Honda announced today that it has completed a test of prototype Autonomous Work Vehicles (AWVs) at a Black & Veatch construction site in New Mexico. There, the all-electric AWVs helped support construction workers at the site of a future solar farm.
The test saw the robots perform a range of functions, including towing, as well as the transportation of materials such as water and other supplies. Although not the AWV’s first test, it was the first test in which Honda deployed multiple units to work collaboratively.
Set to work at Black & Veatch’s 1,000-acre work site, Honda chose the location because of the solar panels. Laid out in a grid pattern at rectangular intervals, the automaker called the site the perfect location for the test.
In order to prepare for the test, Honda mapped out the location to allow operators to set out the precise start and stop points for the AWVs. Using a cloud-based app interface, the vehicles could be sent out to a precise location.
The AWVs use GPS as well as a suite of sensors, including radar, lidar, and stereoscopic cameras in order to find their destination and avoid obstacles. An operator can use their own stereoscopic vision to direct the AWV as it can also be driven by remote control if need be.

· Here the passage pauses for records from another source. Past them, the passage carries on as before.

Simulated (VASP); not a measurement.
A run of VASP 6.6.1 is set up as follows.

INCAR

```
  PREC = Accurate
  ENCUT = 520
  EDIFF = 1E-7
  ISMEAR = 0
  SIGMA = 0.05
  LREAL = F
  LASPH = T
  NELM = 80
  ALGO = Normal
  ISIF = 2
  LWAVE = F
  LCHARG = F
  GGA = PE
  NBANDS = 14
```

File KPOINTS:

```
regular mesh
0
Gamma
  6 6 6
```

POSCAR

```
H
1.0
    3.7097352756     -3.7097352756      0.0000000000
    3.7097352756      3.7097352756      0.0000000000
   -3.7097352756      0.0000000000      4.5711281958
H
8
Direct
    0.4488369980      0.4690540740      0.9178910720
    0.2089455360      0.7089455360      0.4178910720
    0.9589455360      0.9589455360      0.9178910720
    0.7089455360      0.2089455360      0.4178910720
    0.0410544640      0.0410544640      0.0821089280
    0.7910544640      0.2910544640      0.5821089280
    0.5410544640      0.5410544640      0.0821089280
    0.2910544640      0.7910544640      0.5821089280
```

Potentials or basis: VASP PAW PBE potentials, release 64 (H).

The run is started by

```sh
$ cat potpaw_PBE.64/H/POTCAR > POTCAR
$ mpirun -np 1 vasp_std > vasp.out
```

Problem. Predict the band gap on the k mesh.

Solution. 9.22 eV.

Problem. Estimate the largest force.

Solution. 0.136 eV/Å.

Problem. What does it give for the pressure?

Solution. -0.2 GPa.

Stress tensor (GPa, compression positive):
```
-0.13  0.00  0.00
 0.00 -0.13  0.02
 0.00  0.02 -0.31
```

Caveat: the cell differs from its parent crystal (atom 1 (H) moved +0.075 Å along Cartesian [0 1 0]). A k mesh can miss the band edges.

Along with all of those sensors, though, Honda also trained Black & Veatch’s personnel on how to safely operate and behave around the AWVs. The company has now provided Honda with detailed feedback.
The AWVs are capable of carrying 880 lbs (399 kg) and towing upwards of 1,590 lbs (721 kg). They were also capable of working up to eight hours in the high-temperature environment. They do, however, need about six hours to charge.
“With our test partner, Black & Veatch, Honda was able to demonstrate the performance of our rugged all-electric Autonomous Work Vehicle prototype in a large-scale construction environment,” said Kenton Williams, U.S. project lead for the Honda AWV. “We believe the Honda AWV has the potential to bring greater efficiencies, higher levels of safety, and better environmental performance to the construction industry, and to other industries seeking an autonomous off-road solution.”
First unveiled at CES 2018, the AWVs are designed to be rugged enough for a construction site without paved roads, while also being precise enough to stop within a fraction of an inch of their drop-off location. Although Honda hasn’t laid out a commercialization plan for the vehicle, it continues to develop the technology and invites companies interested in assessing the applicability of the vehicle to their work to get in touch.